As the sun sets, Nadia Khan (COL ’08) looks at her full plate of falafel, salad and chicken-rice pilaf with bright eyes.
It is the beginning of the Iftar, or evening meal, and Khan joins a table-full of her friends in McShain Lounge, along with dozens of other Georgetown students, to celebrate the Islamic holy month of Ramadan and break the fast which she has kept all day.
“Your body adjusts to it,” she says, referring to the fast, which lasts from sunrise to sunset every day. “By the end of Ramadan it’s a breeze.”
The Iftar is both a spiritually and physically renewing time for uslim students at Georgetown.
Saad Omar (COL ’07) said that he sees Ramadan as an opportunity to rededicate his life to his community, “but more importantly to God.”
“It’s a very individual thing in terms of your fasting – no one else knows you’re fasting,” he said. “It’s also a very communal thing because we’re getting together to break our fast.”
Some students also see the holy month as an opportunity for self-reflection.
“You get to question how far you’ve come since the last Ramadan and how far you have to go,” Khan said. “It’s a lot of self-analysis.”
A typical day for Georgetown Muslims during Ramadan involves waking up before sunrise for prayer and Suhur, the morning meal, fasting throughout the day and gathering in McShain Lounge to pray and break the fast after the sun sets.
Hafsa Kanjwal (SFS ’08), secretary of the Muslim Student Association, said that she goes through most of the day’s rituals with her friends.
“We wake up together; we eat Suhur together; we go through the whole day together,” she said. “You get closer to a lot of people.”
Kanjwal said she spends a lot of personal time in the Muslim prayer room in Copley basement. She is also part of a group reading a portion of the Qur’an, the holy book of Islam, every night.
“By the end of the month we hope to have read the whole Qur’an,” she said.
The actual physical fast during Ramadan can be a challenge for uslim students on campus who attend classes every day, as they normally would.
“Ramadan isn’t easy. There are times – usually between 5 and 6 p.m. – when it’s really difficult,” Muriam Davis (GRD ’06) said to a group of students last Tuesday during a large Iftar sponsored by the Graduate Muslim Students Association and the Center for Contemporary Arab Studies.
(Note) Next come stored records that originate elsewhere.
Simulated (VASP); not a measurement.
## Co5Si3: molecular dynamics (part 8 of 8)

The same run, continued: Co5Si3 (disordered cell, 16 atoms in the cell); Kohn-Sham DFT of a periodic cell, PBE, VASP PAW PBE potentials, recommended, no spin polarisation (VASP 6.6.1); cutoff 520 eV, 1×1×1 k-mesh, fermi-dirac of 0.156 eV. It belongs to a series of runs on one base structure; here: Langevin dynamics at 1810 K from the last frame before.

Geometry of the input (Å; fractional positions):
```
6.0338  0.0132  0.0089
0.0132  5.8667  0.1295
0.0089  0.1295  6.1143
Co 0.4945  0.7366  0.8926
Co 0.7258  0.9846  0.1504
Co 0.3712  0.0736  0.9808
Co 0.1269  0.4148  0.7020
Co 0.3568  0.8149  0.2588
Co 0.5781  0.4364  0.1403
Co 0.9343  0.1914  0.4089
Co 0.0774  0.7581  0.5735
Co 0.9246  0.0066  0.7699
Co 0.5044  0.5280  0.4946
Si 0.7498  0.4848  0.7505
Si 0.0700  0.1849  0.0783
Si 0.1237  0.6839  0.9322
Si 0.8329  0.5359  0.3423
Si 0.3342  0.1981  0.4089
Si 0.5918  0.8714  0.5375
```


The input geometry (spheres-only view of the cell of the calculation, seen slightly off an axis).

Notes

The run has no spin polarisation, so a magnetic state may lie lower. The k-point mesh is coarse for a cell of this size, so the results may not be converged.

Nevertheless, students find meaning and connection in the daily hunger they experience.
“Every time you feel hungry you remember that you’re fasting and you should be thinking about God,” said Fatema Khimji (SFS ’07), an Iftar coordinator for MSA. “Hunger kind of acts as a reminder. When you don’t have that reminder it’s easy to forget.”
Omar, who has been participating in the fast since he was 12, said that Muslims not only abstain from food during Ramadan but also from “losing your temper and slandering.”
“There is a narration from the Prophet that some people fast and all they get out of it is hunger and thirst,” he says. “So that’s the very base value, but you’re supposed to go much further than that during Ramadan.”
Omar said that Muslims around the world are praying for the victims of the massive earthquake in the Kashmir region of Pakistan, which killed approximately 35,000 people earlier this month.
“It’s much more real to us. When we’re fasting, we know there are millions of refugees now in South Asia. It’s a very real experience.”
Omar said that Ramadan is an important connection for him not only to the hundreds of millions of Muslims around the world, but also to the family he has left at his home in Indiana.
“For me Ramadan is always with family. That’s what it’s about. In the beginning it did feel weird, but what it does is it forces you to build that same sense of family here,” he said.
Khimji said she did not know what to expect when she first celebrated Ramadan at Georgetown.
“I was really apprehensive because I didn’t have my mom’s cooking, but it’s been wonderful to find this huge Georgetown family here,” she said.
Celebrating the holy month away from home is still very different, Khimji said.
“You’re forced to think differently about your spirituality . because when you’re home, your mom’s going to make you pray five times a day, get up for Suhur, but here it really gains new meaning because you’re self-motivating.”
Fatima Asvat (SFS ’08) said that even though she misses home, the Iftars at college have helped her reinforce her friendships.
“There are people I normally see once a week maybe twice a week. . Ramadan is one of the few times we all have dinner together, because we all have different schedules.”
Ramadan is the ninth month of the lunar Islamic calendar, and it falls 11 days earlier on the Gregorian calendar every year.
Altar Husain, former president of the National Muslim Students Association, who spoke at the Iftar last Tuesday, said the Qur’an was revealed to the Prophet Muhammad during Ramadan.
Husain called fasting an intimate spiritual connection with God.
“You cannot tell from the outside whether I am eating or not eating,” he said. “It is between myself and God.”
Husain told the Muslim students and faculty attending the Iftar that during Ramadan one should ask forgiveness “from people you’ve wronged then ask forgiveness from God.”
“Islam is a comprehensive religion, universal in its teaching, eternal in outlook,” he said.
The Iftars seem to be bigger this Ramadan than in years past, Kanjwal said.
“I feel like the community’s definitely growing,” she said. “Especially this year a lot more people come to a lot of our events.”
“Luckily we’re not running out of food, but I’m really glad that we’re getting new people to come,” Khimji added.
Iftars are funded through Campus Ministry and donations from parents and sponsors like the Center for Contemporary Arab Studies. Food is ordered from local restaurants.
Khan takes a bite of food and chats with her friends after the evening’s speeches.
“Everyone is really charged up for the next 11 months,” she says. “Usually you’ll find people making plans for the next Ramadan right after, because you’re so geared up.”